Brain Food #616

Rock and sun, and the paradoxical reassurance of nature

Thoughts of the day

After watching this year’s Oscar winner, Nomadland, I began to look more into how the film came to be. I described it to a friend as a film about moving on, through the constant act of moving, although sometimes moving on has a lot to do with standing still and confronting the loss that we may be running away from.

Through its layers of themes, Nomadland is also an homage to nature and its engulfing vastness, that can be both welcoming, a temporary home to the nomads, but also a powerful force, bigger than they can ever be. “You can die out here,” a character says in a memorable moment. The line is not spoken as a threat, or an overly dramatic expression of fear, but just as a fact.
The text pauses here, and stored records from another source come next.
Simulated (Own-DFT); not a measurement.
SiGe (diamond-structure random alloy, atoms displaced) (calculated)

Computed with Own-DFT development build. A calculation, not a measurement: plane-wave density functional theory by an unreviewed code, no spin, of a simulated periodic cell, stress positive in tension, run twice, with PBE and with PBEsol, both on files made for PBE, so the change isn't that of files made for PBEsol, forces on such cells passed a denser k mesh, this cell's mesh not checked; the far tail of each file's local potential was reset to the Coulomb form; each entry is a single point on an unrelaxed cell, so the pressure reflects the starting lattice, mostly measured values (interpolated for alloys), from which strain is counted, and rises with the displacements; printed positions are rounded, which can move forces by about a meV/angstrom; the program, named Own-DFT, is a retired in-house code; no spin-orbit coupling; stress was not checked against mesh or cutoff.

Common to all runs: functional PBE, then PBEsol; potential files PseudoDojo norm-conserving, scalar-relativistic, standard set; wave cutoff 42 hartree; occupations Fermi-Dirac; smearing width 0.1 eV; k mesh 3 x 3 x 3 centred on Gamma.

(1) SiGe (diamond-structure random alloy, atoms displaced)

Through my own exploration, I came across Edward Abbey, a park ranger in the late 1950s. During that time he began to record his experiences and thoughts, which culminated in his book Desert Solitaire, and which also inspired the director of Nomadland, Chloé Zhao.

Abbey captures the smallness of man against nature, and the paradoxical reassurance that this provides, in the following lines, that verge on the sublime:

“Men come and go, cities rise and fall, whole civilizations appear and disappear—the earth remains, slightly modified. The earth remains, and the heartbreaking beauty where there are no hearts to break... I sometimes choose to think, no doubt perversely, that man is a dream, thought an illusion, and only rock is real. Rock and sun.”

This simple truth, that we can all disappear so easily, as many others have done before us, provides a jarring sense of perspective. We are too little and insignificant. Many of our troubles are not only universal but also magnified because we are too close to them. The concept of status vanishes against the backdrop of an endless sky.